Needless to write at this point, my knowledge of Pallas, IQ, and Galahad—all supposed neo-prog—was pretty poor. About eight or nine years ago, I started collecting the back catalogues of Pallas and IQ, but Galahad still remained off my radar. I’m pretty much a complete “newbie” when it comes to other neo-prog artists.
I’m not sure if neo-prog is a sub-genre of progressive rock or really the “second wave of prog.” Whatever it is, I like what I’ve heard. . . .

Battle Scars
. . . . especially when it comes to Galahad. I like it very much. Indeed, this is an understatement. From the moment I first heard Battle Scars, I knew this was a band I would come to cherish. And, I have. Though I regret having missed out on so much since 1985 when it comes to this band, I’m also really happy to have it all to explore again. As I love to tell my students, I’m jealous that so many of them get to read The Lord of the Rings for the first time. I would give a lot for that “first time” again. I feel I’ve been given a gift by coming to Galahad late in life.

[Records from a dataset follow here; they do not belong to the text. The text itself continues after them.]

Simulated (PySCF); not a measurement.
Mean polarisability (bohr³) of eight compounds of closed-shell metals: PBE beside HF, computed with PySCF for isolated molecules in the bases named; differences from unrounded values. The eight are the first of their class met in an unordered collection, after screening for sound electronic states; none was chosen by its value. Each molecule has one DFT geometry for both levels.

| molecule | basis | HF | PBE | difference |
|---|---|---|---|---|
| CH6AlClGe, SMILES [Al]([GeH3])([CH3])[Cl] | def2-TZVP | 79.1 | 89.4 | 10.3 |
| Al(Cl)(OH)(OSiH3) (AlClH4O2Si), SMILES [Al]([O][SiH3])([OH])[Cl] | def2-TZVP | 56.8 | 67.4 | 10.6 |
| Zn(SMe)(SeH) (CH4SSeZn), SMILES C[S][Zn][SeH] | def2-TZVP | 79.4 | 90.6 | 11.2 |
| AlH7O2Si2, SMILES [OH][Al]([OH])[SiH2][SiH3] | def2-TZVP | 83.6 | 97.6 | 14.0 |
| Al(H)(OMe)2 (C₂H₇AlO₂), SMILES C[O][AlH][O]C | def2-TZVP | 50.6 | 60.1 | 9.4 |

I really have no idea if Battle Scars is a “proper” neo-progressive album or not. I don’t have the tools to judge, and I’m more than content to know it’s brilliant music, whatever label might adhere to it.
In terms of tone, Battle Scars is the Grace Under Pressure of our present age In 1984, Rush explored—in a rather dour, harried, poetic fashion—the final days of the Cold War, though most of us didn’t know the days of the Soviet empire were numbered. Gulags, holocaust camps, the loss of a friend, fear, acid rain, and rabbits running under are squealing wheels all haunted Grace Under Pressure. Listening to this album while devouring various dystopian novels fundamentally shaped my perceptions of what I saw in the news.
With Battle Scars, Nicholson has equalled Peart in quality and tone, asking what a post-9/11, a post-Bush, world might mean. But, just as with Grace Under Pressure, the events of the world offer a symbol for the events of the soul. Disorder in one is disorder in the other.
The album opens with haunting words—even in delivery—of St. Paul. Do our actions reap corruption and death or life everlasting?
I’m not sure if Nicholson wants his listeners to take these words literally or not, but they fit ominously and perfectly, setting the stage for some of the most important and meaningful questions we can ever ask ourselves, Greek or Jew, male or female, bond or free.
How to you want to live in this world. With integrity and purpose or without? Do you want to achieve and strive or do you want to glide and get by? Do you want the message on your tombstone to read “he lived” or to read “he lived well”?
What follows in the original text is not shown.